Eduardo Abaroa and Sofia Táboas

Cultures hybrides
Oeuvres de Mexico et de Montréal

Curator : Valérie Lamontagne

Exhibition
April 19 to May 22, 1997

Round Table moderated by Valérie Lamontage with the artists
April 20, 1997

Coproduced with 1001 Nations


Pablo Vargas-Lugo

Fear of Psychoanalysis
(detail) Brad Todd

Wallflower (detail)
David Blatherwick

The exhibition Hybrid Cultures: works from Mexico City and Montréal reflects a desire to show the dimension, versatility and span of contemporary art stemming from these mutual urban milieus by creating a network of associative symbolism, imagery, problematics and desires within the forum of this exhibition. Hybrid Cultures groups together ten artists. Five artists live in Mexico City: Eduardo Abaroa, Daniela Rossell, Melanie Smith, Sofia Táboas, Pablo Vargas-Lugo, and five in Montréal: Kevin Ei-ichi deForest, David Blatherwick, Kristine Friedmann, Lauren Schaffer, Brad Todd.

These artists are assembled together because of their similarities in approaches to art making and attitudes as artists. They bridge different artistic practices and conventions in their work thereby challenging the categorization of the role of the artist within society. Many are involved in polydisciplinary practices combining art making with curating, writing, playing in bands and DJing. Their creative output is diverse and spans a horizon difficult to contain. Incorporated into their work are eclectic cultural references such as "other" cultures, histories and sexual norms along with popular trends found in music, fashion, films, games and television. These references are floating signifiers in their repertoire of symbols and beliefs, mixing high and low in a way that is not so much shocking as perversely disturbing. An expanded repertoire of media including painting, photography, installation and sculpture is intermixed in the artists' bodies of work. Materials have a new found role in the formulation of the works in the exhibition and the visitor will see the play of "popular" verses "art" materials in quixotic combinations of textures, colours, fabrics and forms.

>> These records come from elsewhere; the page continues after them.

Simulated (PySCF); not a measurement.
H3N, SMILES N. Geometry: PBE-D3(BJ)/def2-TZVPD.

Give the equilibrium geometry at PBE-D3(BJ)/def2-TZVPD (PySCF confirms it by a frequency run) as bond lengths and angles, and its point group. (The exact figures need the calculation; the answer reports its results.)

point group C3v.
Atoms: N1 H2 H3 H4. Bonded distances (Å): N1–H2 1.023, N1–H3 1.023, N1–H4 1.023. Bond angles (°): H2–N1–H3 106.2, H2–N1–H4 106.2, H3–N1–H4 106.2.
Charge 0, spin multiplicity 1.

The works in Hybrid Cultures belong to an age of "post-popular" culture. A kind of art that toys with being content with its status of popular gadgetry and yet wistfully echoes a lost "aura" reminiscent of fin de siècle attitudes. Caught in a paradoxical adolescence, the works refuse to abandon childish woes while suffusing themselves within a framework of culturally informed art making. The coy and sexual photographs of Daniela Rossell and Kristine Friedmann are indicative of a desire to challenge the representation of women with humourous yet disturbing images of the female form frolicking within the vegetable and nature world. David Blatherwick reformulates the self portrait by using surprising materials such as bubble gum, while Eduardo Abaroa concocts new hybrid forms of humans, morphing the animal and plant kingdom. Lauren Schaffer's post-minimalist sculpture, castings of car parts and oversized diamonds in ceramic, conflates the art object/commodity issue, a tactic which can also be detected in Sofia Táboas' work wherein she presents ready-made commodities as displays of human decadence. Melanie Smith combines formalist concerns of painting and representation in the coupling of photographs of hectic Mexico City with cool abstract minimalist paintings. Kevin Ei-ichi deForest also grapples with minimalist tendencies, twisting it apart in the fabrication of abstract air "pillows" vaguely suggestive of the human body. Brad Todd's romantic paintings of destructive and melancholic mise en scène represent the loss of definitive beliefs and spin out of the present to carry in its swirl a pathos evocative of late nineteenth century painting. Pablo Vargas-Lugo's drawings of monsters as well as wax Rorschach test prints sacrificed on painted crosses question perceptions and the psychological landscape of human spirituality.

Hybrid Cultures: works from Mexico City and Montréal attempts to illuminate the shaping of a contemporary fin de siècle art and looks towards a future of hybrid transformations that foreshadow what is certain to be a remarkable next millennium.
 
Valérie Lamontagne is a freelance art critic, curator and artist. Her writings have been published in C Magazine, Mix Magazine, Etc Montréal and Parachute. She co-curated The Space Between II at the Saidye Bronfman Centre (1995), Compact Abundance, co-curated with Vida Simon at Articule Gallery (1996) and Hybrid Cultures: works from Mexico City and Montréal presented at OBORO (1997). She is presently undertaking an M.F.A. in Painting at Concordia University.